At the centre of the Pier there was a theatre that originally housed a music hall.  In the early sixties I was taken to summer shows there featuring the likes of Mike and Bernie Winters, The Billy Cotton Band Show and Bob Monkhouse.  It was also used for Speech Day and Prize Giving at my first school, Mayville.  Behind the theatre, there was an open area that jutted out into the sea.  On the 17th July 1968, the last night I spent in Portsmouth before we moved up to London, it was transformed into an open air venue for a special gig.  Three cutting edge British bands playing new music were coming to town.  Apparently there were 2,500 music fans on the Pier that night, though, even through the misty eyes of nostalgic remembrance that seems to be something of an overstatement.

Opening the bill was a band called Family.  Then relatively unknown, the band was led by Roger Chapman whose strangulated vocals and manic upper body movements suggested he'd been connected to a 10,000 volt charge before taking to the stage.  Along with guitar, bass and drums, Family also included the rasping tenor sax of Jim King and the electric violin of Rick Grech.  Family blew us away as they raced through a set that included numbers taken from their eclectic first album ‘Music in a Doll’s House’.  ‘Winter’, ‘The Chase’, ‘See Through Windows’ and ‘The Breeze’ all made an immediate impact.  Varied tempos, interesting instrumental combinations and Chapman’s unique performance style instantly hooked me.  A few days later with a birthday record token I hurried to the nearest record shop and, minutes after opening time, I was back home with the album under my arm.  I retained my devotion to Family right through University, buying several of their albums and seeing them live on a number of occasions.  Chapman’s movements predicated the rise of ‘idiot dancing’ that was the direct precursor to head-banging; entertaining to watch but less alluring to indulge in. 
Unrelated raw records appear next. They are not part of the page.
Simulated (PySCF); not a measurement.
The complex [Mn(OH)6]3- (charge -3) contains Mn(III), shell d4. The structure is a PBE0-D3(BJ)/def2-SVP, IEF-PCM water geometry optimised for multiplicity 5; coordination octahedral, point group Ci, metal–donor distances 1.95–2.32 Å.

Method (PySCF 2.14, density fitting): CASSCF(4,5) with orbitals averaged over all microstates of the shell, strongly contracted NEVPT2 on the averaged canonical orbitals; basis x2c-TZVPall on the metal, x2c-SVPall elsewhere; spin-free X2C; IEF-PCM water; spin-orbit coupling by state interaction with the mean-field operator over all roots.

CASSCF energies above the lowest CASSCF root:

Following Family there was Spooky Tooth.  They didn’t really do it for me, though various of those who passed through the band went on to bigger and better things.  

Topping the bill was Traffic.  Multi-talented, immensely musical, Traffic oozed class.  A fan of Stevie Winwood since his Spencer Davis days, I was familiar with their material and the band couldn’t and didn’t disappoint.  This was Traffic’s original line-up and included the often underrated Dave Mason.  Mason was unable to escape the shadow of Winwood’s giant talent and would leave not long afterwards for the USA from where he has subsequently pursued a successful solo career.  ‘Heaven is in Your Mind’, ‘Dear Mr Fantasy’, ’Paper Sun’ and ‘Gimme Some Lovin’’ were what we came to hear and we weren’t disappointed.  Mason’s tour de force ‘Hole in my Shoe’, however, didn’t make the set list albeit that his much covered 'Feelin' Alright' did.  Stevie Winwood is another of those musicians who I have seen perform live in every decade since – and deserves a blog entry to himself. 

There could have been no better way to have said farewell to my home town than spending a night under the stars on a warm July evening listening to great music from bands who have remained favourites ever since. 

I only attended one more gig at the South Parade Pier; it was a couple of years later during a weekend visit to catch up with old friends.  It was held on a bitterly cold and damp winter’s evening in the theatre.  Topping the bill was, I believe, Savoy Brown, an estimable blues band who were supported by a few others, not all of whom I can now remember.  One of them was a distinctly average three-piece called The Gun, who had then recently had a hit with a catchy riff-based confection called ‘Race with the Devil’.  The bill was opened by an early version of ‘underground’ favourites The Deviants, who were pretty awful from what I can recall. 

Famously, in 1974, much of the Pier burned down during the filming of Ken Russell’s ‘Tommy’.  Some arc lights overheated, exploded then started the conflagration.  Locals were outraged when a short clip of their beloved landmark in flames was included in the finished movie.  Russell’s thoughtless tokenism led the locals to blame the errant auteur personally for the blaze.  Eventually the damages claim was settled by insurers.  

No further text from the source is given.